If the United States reaches its climate goals – that is, cutting emissions in half by 2030 and to zero by 2050 – the picture looks even more different. In that case, a child born today would have a carbon footprint averaged over their lives of around 2.8 tons per year, not far from a current resident of Brazil. Under that scenario, having one fewer child starts to look on a par with living car-free or skipping a transatlantic flight — significant, but not even the most important individual action one can take.
(That estimate doesn’t include emissions from outside the United States, such as the carbon dioxide released to produce goods that Americans import. But if current imports and exports were taken into account, U.S. emissions would only be about 6 percent higher.)
The central issue, Hausfather said in an email, is that humans don’t cause carbon emissions — fossil fuels cause carbon emissions. A planet with only 4 billion people but an energy system still tied to oil, natural gas and coal, would still emit more carbon than the planet could handle (that is, any amount in excess of what can be absorbed by oceans and land).

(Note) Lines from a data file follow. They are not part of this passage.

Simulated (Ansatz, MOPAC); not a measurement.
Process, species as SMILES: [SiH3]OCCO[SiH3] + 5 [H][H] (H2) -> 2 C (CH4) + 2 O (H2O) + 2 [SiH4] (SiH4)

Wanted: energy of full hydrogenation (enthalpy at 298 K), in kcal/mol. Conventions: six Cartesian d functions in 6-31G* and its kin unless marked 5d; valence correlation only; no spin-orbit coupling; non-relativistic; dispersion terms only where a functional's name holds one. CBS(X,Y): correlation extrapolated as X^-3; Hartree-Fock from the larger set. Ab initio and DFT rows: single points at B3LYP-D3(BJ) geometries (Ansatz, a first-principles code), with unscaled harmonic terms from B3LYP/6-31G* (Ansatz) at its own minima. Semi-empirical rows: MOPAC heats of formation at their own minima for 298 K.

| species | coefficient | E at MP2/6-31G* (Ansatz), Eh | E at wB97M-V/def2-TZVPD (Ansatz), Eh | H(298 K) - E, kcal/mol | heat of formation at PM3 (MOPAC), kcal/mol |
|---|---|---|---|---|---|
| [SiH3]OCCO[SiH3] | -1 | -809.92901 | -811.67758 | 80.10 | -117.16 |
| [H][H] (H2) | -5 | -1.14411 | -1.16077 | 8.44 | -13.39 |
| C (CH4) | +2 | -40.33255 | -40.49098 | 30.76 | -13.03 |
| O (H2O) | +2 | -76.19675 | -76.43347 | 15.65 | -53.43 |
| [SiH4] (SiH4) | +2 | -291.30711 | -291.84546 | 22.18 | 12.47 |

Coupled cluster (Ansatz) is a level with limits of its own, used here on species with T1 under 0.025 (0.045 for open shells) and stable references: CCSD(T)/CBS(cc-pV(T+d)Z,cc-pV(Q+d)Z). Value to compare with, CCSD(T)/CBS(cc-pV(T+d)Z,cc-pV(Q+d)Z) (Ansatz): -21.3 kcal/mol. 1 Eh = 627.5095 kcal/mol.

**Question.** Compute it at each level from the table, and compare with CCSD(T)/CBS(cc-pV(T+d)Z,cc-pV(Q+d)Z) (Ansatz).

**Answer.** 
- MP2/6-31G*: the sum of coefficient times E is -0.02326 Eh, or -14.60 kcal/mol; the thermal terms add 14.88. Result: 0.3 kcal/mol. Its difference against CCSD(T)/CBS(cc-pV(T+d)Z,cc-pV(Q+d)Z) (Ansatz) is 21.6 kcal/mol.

And climate change needs to be addressed within the next few decades. According to one study in the Proceedings of the National Academy of Sciences, even a draconian worldwide one-child policy, instituted today, would still result in about 7 billion people in the year 2100. Less than the current United Nations estimate of 11 billion, perhaps, but still enough to burn a great deal of fossil fuels.
On the flip side, if countries decarbonize by switching to clean energy, “it doesn’t matter how many people are on the planet,” Hausfather said. “It comes down to: ‘How hopeful are you that society can solve this problem?’”
Rieder, the bioethicist, argues that while deciding to have a smaller family won’t overturn the problem of climate change, it can still be an ethically sound decision. “You have a good moral reason to be part of the solution, not part of the problem — even when your part is infinitesimally small,” he said. At the same time, climate change is only one segment of the world’s environmental problems — albeit the most existential one. Human population also encroaches on wildlife, takes up land, and a thousand other things that weigh heavily on the earth. “We might be carbon neutral in a few generations,” he said. “But what about their food use and their fresh water needs?”
Some women reject the framing that a child is a small carbon bomb waiting to go off. Josephine Ferorelli, a yoga teacher, and Meghan Kallman, a sociologist and state senator for Rhode Island, met through a friend almost a decade ago and bonded over their concerns about children and the warming planet. They eventually founded a group known as “Conceivable Future,” a network that hosts house parties for people to discuss their feelings about the topic.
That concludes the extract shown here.